In Ready v. United Goedecke Services, Inc., a case that has gone back and forth between the Illinois Supreme Court and the Illinois Appellate Court, creating important law along the way, the appellate court recently resurrected a legal defense despised by most experienced personal injury lawyers, namely, the “Empty Chair Defense.”
Briefly, Ready involved a mechanic who was killed in a construction accident at a factory in Joliet, Illinois, when one of the beams that was to be used for scaffolding fell eight stories and struck him. Plaintiff (the decadent’s relative) settled her claims with defendants Midwest (parent company of the mechanic’s employer) and BMW (the general contractor) prior to trial. The Plaintiff proceeded to trial against United, and a jury returned a verdict for the plaintiff in the amount of $9,250,000 (after being reduced 35% due to Plaintiff’s contributory negligence). The court allowed a further setoff of $1,112,502, which was the total amount paid to plaintiff by the settling defendants. United appealed.
Matthew A. Passen of Passen Law Group has published multiple articles discussing the early Ready decisions, which the Illinois Supreme Court held that defendants who settle with the plaintiff prior to trial should not appear on jury verdict forms in apportioning fault among the parties. However, the Supreme Court later remanded to the appellate court to address the specific issue of “United’s concern that it was deprived of a sole proximate cause defense when the trial court refused its request for an instruction on sole proximate cause.” Ready, 232 Ill. 2d at 385.

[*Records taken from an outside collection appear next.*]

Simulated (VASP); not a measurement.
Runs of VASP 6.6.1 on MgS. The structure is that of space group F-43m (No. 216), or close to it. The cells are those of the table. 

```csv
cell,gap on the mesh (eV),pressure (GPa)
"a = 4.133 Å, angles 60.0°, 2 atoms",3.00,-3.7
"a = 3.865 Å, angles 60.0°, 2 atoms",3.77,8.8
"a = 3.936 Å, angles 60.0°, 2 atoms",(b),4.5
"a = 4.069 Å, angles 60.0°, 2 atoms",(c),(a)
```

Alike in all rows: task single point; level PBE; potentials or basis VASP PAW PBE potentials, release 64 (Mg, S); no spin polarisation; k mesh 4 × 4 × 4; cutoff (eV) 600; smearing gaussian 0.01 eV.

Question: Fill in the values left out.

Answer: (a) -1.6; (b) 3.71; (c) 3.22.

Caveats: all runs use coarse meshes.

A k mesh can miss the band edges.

Notably, on remand the Illinois appellate court broadened the issue it was specifically asked to address. In a footnote, the appellate court stated that “it is abundantly clear that United’s sole proximate cause defense argument had two components: the circuit court’s exclusion of evidence regarding the conduct of the settling defendants, and the circuit court’s refusal to instruct the jury on sole proximate cause.” Ready, No. 1-04-1762, n.2 (June 30, 2009).
The appellate court held that the circuit court “should not have excluded evidence of Midwest and BMW’s conduct,” despite the fact that those defendants settled prior to trial, and their names will not appear on the verdict forms for the jury to apportion liability. The appellate court stated that under prior Illinois case law, specifically Leonardi v. Loyola University of Chicago, 168 Ill. 2d 83, 93 (1995), as long as a defendant makes a “general denial that an injury was the result of or caused by the defendant’s conduct,” the defendant may “present evidence that the injury was a result of another cause,” including settled defendants.
Because it ordered a retrial, the appellate court did not even address whether the trial court erred in refusing United’s jury instruction on sole proximate cause. The court stated that a determination regarding the sole proximate cause instruction “will depend upon the evidence adduced at retrial.”
This case sets dangerous precedent for top personal injury and wrongful death lawyers in Illinois. As a result of this decision, plaintiffs may become more hesitant to settle with less than all defendants prior to trial for fear of having to respond to an “empty chair defense” — meaning that the remaining defendants will argue to the jury that the real cause of the plaintiff’s injuries are a defendant who settled prior to trial.
Still, if there is a good faith basis for arguing to a jury that the “sole” cause of the plaintiff’s injuries are another defendant who is not in the case, the remaining defendants should be able to make that argument, as held in Leonardi. However, the trial court should be able to determine whether there is a good faith basis for a sole proximate cause theory prior to trial, rather than allowing all defendants who make a general denial in their answer (which includes basically every defendant) to introduce evidence at trial relating to the conduct of settled defendants.
The plaintiff will no doubt appeal this latest decision to the Supreme Court, especially since the appellate court appeared to have impermissibly broadened the scope of the issue it was specifically asked to address. Hopefully, the Illinois Supreme Court will step in, once again, and correct this error.